At the time of writing Germany has already availed of the new opportunities afforded by the Communication, especially in terms of loans at subsidised interest rates and de minimis grants of up to €500,000 (up from the 200,000 otherwise permitted). Germany notified two schemes on 23 December 2008 and received a Commission
approval a week later, despite the holiday period. France and Portugal have since had up to €500,000 de minimis schemes approved as well.

 

As detailed in previous issues of State Aid Matters the Commission had previously adopted a temporary framework deviating from the usual State aid rules for the benefit of assisting stricken financial institutions. With its latest measure the Commission has extended this generosity to the wider economy, recognising that the  problems first felt most keenly in the financial sector have moved on the general economy at large. There remains a recognition that the root of the problem is the drying up of credit available from the financial sector. The Communication leans towards specifically addressing this issue, but also has wider effects with general application more or less across the board.

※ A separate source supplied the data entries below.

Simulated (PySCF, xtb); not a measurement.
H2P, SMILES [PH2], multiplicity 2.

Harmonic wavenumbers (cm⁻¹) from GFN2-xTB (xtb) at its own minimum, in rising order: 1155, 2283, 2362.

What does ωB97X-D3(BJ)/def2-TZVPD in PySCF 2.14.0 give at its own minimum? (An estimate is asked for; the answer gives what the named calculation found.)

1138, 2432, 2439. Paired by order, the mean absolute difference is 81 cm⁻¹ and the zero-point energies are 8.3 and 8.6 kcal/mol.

Notification still required, but Commission moving fast

The Communication provides temporary derogations from the existing framework of State aid rules found in a mixture of “Block Exemption” Regulations, CommissionGuidelines and other Commission Communications. It is important to pay close attention to the letter of the Communication. It is not a block exemption nor an amendment of other block exemptions. The Communication speaks of what “the Commission will consider compatible”, which for clarity should perhaps have added “upon notification”.

 

What this means is that member States may avail of these new opportunities, but only after notification to the Commission and clearance. This is an important pre-condition.  However, with its exceptionally quick approval of the German measures notified in December, the Commission has signalled that it will move quickly to ensure the Communication is practically effective, and is not unnecessarily held up in the notification process. Gone, it seems, are the days of notifications languishing in Brussels for months – for “credit crunch” notifications at least perhaps.

 

For fundamentally sound businesses only
Other general points emerging from the Communication are that the changes effected are temporary – applying only until 31 December 2010 unless otherwise extended . They also only apply to firms not classified as “in difficulty” as at 1 July 2008. The latter fits with the general presumption that the emergency measures are there to help firms that are fundamentally sound but for the current economic crisis, and not to help those firms  that were failing anyway, for which the Commission’s Rescue and Restructuring Guidelines, if anything, are the only State aid tool available.

 

De Minimis up to €500,000
New de minimis schemes offering up to €500,000 per undertaking will be capable of being authorised following notification. The current de minimis limit is €200,000 per undertaking over three years as set out in the de minimis block exemption. This is not an extension to the block exemption, however, and as explained above any schemes intended to grant such aid at above €200,000 still need to be notified and approved by the Commission in advance. The presumption is that such notifications should be capable of proceeding smoothly and quickly provided the relevant details are observed and the schemes concerned contain all necessary safeguards to ensure proper implementation, record keeping and prevention of abuse. The new German scheme does this and while the UK Government does not currently appear to be establishing similar funds centrally it is possible that something similar may spring up in the UK by other means. The use of the opportunities afforded by the Communication is not limited to central government.

 

State guarantee schemes
Guaranteeing loans or equivalent instruments involves assuming a risk, which in turn must carry a premium, usually charged based on a percentage of the maximum risk, such as the total of the loan amount. The Commission has previously set out - in its 2008 Notice on State aid in the form of guarantees - a series of “safe harbour” premiums to be applied against individual borrower risk ratings, that will be presumed not to confer aid at all. The Commission now opens the door for subsidised guarantees and guarantee schemes to be authorised if amounting to no more than a discount of 25% for SMEs from the “safe harbour” levels set out in the aforementioned 2008 Commission notice. The permissible discount for large companies is 15%.

 

The Communication further notes that such newly permissible subsidised guarantees may extend to up to 90% of loans given, but the loan should not exceed the 2008 wage bill of the undertaking concerned, or the estimated two year wage bill for new companies. The UK Department for Business Enterprise and Regulatory Reform (BERR) has just announced, inter alia, a £10 billion Working Capital Scheme to secure up to £20 billion of short term business loans to companies with a turnover of up to £500million, noting in the small print that this is subject to State aid clearance.